- The Washington Times - Sunday, May 12, 2002

Are their suits unsuitable and ties untidy? Perhaps.
The sartorial demeanor of Britain's well-heeled barristers came under close scrutiny last week. The London-based Law Society has told their highest-profile soliciters to rid their wardrobe of pinstripes and polka dots.
They might be alarming the public.
"You should choose carefully what you are going to wear and keep your clothes simple and businesslike," the organization said in an advisory memo to 300 members who act as spokesmen or make media appearances.
"Avoid loud ties, pinstripes and polka dots, or anything that could distract the viewer," the memo continued, noting that the public decides "immediately if you look professional or trustworthy."
In addition, the British lawyers were told to check themselves for dandruff, wear makeup if necessary and be sure to get their law firm's logo in the camera shot, as long as it is a "positive story."
Do American lawyers get similiar hand-holding? "I can dress myself, thank you," said one District lawyer, who noted that most of his suits were well-cut, muted in color and priced in the $1,200 range. "I'm really careful about ties, too," he added. "You'd be surprised. People read you by your ties and your shoes."
Professional organizations on these shores are steering clear of advising on fashion sins.
"We have no official wardrobe recommendations, no policies, no guidelines, no memos on wardrobe for our membership," said Lori Boguslawski of the Chicago-based American Bar Association (ABA).

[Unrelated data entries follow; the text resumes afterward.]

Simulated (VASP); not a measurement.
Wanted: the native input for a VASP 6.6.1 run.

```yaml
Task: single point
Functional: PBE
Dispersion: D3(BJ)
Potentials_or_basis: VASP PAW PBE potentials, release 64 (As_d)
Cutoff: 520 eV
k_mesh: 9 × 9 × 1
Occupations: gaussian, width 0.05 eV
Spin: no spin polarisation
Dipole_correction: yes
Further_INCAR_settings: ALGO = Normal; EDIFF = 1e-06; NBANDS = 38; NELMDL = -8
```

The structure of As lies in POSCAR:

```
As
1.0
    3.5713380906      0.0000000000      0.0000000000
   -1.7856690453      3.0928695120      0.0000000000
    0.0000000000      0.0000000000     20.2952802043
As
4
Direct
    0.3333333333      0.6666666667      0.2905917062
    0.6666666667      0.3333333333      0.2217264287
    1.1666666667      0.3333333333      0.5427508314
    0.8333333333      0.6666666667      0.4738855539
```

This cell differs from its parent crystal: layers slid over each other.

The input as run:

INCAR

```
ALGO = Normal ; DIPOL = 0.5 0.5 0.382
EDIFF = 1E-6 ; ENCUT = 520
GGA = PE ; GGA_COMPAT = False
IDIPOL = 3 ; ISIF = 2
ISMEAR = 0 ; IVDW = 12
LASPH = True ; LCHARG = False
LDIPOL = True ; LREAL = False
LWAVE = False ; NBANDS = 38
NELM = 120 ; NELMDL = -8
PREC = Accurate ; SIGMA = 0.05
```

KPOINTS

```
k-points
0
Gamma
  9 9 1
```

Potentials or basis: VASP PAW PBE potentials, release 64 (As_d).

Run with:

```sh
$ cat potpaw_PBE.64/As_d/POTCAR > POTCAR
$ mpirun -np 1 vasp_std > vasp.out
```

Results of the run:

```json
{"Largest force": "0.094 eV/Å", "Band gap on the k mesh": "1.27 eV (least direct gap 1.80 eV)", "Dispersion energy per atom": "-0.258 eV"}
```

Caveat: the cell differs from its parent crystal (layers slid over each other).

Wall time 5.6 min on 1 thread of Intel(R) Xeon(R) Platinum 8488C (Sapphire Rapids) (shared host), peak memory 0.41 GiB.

"Advice on clothes? We don't do anything like that. No policies or guides or anything," said Carlton Carl of the American Trial Lawyers Association in the District.
Perhaps some lawyers could use an image reinvention, though.
Americans see their lawyers as "greedy, manipulative and corrupt," according to an ABA survey released April 26. They fail to communicate clearly and are trusted by only 19 percent of the respondents, according to the survey of 750 households in five cities. Only the media rated worse, the ABA advised trusted by 16 percent.
Meanwhile, the American legal profession seems to be policing itself, at least in the fashion arena.
Lawyers are abandoning "business-casual" the practice of wearing khakis rather than worsted in the name of hip progress, not to mention select high-tech clients who favored the laid-back approach.
The trend boomed about two years ago, when companies such as Land's End and Brooks Brothers offered business-casual fashion shows, seminars and clothing catalogs. ABC's "Good Morning America" sponsored a lawyer makeover, featuring a 29-year-old woman who claimed she wanted to "dress with attitude and look less conventional."
The attending fashion advisers put her in a black leather skirt and silver beads. Time has marched on.
"The business-casual backlash has begun," writes Dallas lawyer Kathleen Wu in Texas Lawyer. "Lawyers are paid a lot of money to inspire confidence, and it's hard to do that when you look like a creature from a Gap ad."
Morgan, Lewis and Bockius, a Philadelphia law firm, issued its own edict, warning employees it would repeal the "biz cas" policy unless "people dress in a more businesslike manner."
A Canadian judge drew the line on a different fashion issue. Ontario Court Justice Micheline Rawlins refused to hear one lady lawyer's case March 26 until the woman changed out of her low-cut blouse.
"They don't have to look at my cleavage," Judge Rawlins said. "I shouldn't have to look at theirs."